Goods production is Akosah's recipe for a new Ghana. Other Ghanaians have been lured home with different enthusiasms. Yale-educated Kenneth Ofori-Atta left Salomon Brothers and started Databank, a money management firm with $33 million that takes deposits as small as $5. Patrick Awuah, a Microsoft millionaire before age 30, founded Western-style Ashesi University in Accra.

All are bootstrap sorts. All understand there's a lot of history to live down. A clean slate for the nation would make the task easier, says Akosah, but what will get Ghana ahead has to come from those who want to get wealthy along with the nation. "If we show we can improve our economy from the inside," he says, "maybe Western capitalists will eventually believe us."
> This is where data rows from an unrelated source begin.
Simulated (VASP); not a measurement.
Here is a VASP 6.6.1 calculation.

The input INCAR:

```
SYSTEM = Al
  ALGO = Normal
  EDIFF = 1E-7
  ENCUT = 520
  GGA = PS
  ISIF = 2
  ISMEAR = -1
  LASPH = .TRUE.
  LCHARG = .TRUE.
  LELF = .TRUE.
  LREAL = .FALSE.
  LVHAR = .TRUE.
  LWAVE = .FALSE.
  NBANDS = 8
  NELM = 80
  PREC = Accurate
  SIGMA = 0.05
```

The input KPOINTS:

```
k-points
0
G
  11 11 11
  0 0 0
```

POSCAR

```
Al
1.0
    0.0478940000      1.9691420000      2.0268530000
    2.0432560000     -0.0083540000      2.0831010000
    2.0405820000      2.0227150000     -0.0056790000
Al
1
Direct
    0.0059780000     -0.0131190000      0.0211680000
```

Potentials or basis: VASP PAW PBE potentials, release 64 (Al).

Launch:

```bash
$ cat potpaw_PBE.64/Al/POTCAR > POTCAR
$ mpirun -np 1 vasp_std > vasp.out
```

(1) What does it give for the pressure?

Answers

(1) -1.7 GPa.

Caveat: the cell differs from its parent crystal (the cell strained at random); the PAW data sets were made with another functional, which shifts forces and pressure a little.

The Blair-Brown plan for Africa, unveiled in a 464-page report in March, asks for 100% debt cancelation for countries that need it, $25 billion more a year in donor aid by 2010 and another $25 billion by 2015. It also calls for ending rich-nation agricultural subsidies and for tearing down barriers that keep African goods away from developed markets. For Ghana, which nets $44 per capita in development and other official aid (on Africa's high end), this matters.

Debt repayment drained $503 million from Ghana's treasury in 2004. No doubt its 20 million citizens would rather be spending public monies to shore up roads, rail, the electrical grid and the Tema port that was once the pride of West Africa. Like much of Ghana's infrastructure, the port fell into disrepair in the 1970s. Sadly, infrastructure upkeep is not the kind of thing that help to Africa in recent times has bought (see box, below).

The British colony then known as Gold Coast, brought to independence 48 years ago by the messianic Kwame Nkrumah, was the most blessed of the era's new states. Nkrumah's socialistic corruption, paradigmatic of Africa's modern history, began to bleed the land of its agricultural and trading advantages. Years of tumult followed his overthrow in 1966, and when the killing stopped, under military strongman Jerry Rawlings, economic mismanagement continued.

With the economy collapsing in the early 1980s, Rawlings went to Libya and Moscow with a tin cup. He was turned down. He knocked on the World Bank's door, and the answer was "Come on down!" The bank turned on its spigot.

One example of how that worked out: The World Bank lent money to Ghana starting in 1983, to rehabilitate several state-owned gold mines and kick-start them to grow on their own. But the price of gold didn't cooperate, and 12 years and $100 million later it became obvious that digging the gold would cost far more than it would bring in. That's one big crumb in what eventually became Ghana's $7.5 billion debt mountain.

Oxford-educated President John Kufuor, reelected to his second term in January, has already paid down a billion of that load as part of an economic reform mandate. But he knows that growth will require the right conditions for entrepreneurs. That usually means lowering taxes, cutting bureaucratic red tape (i.e., telling a domineering civil servant class to lay off) and taming inflation.

"It is not the West's responsibility to save Africa," avers Kufuor, "It is our own." At the same time he is not going to turn down any help. Even before any Blair-Brown scheme, aid accounts for 30% of the government's budget. (Kufuor could free up more money if he'd slash his own bureaucracy. He has 70 ministers who report to him.)

Inflation, though halved since Kufuor took office in 2001, is still a miserable 12%. Per capita income seems glued at $440, which in terms of buying power is where it was 30 years ago. Electrical brownouts are still a problem periodically. By next year, however, the region should see the West African Gas Pipeline become operational. It will carry gas from Nigeria, reducing energy costs for Ghana, which has little gas or oil reserves of its own.

The president sounds resolved to act, just like his returned talent--whatever the outside world does. "We are trying to usher in the golden age of business," he says.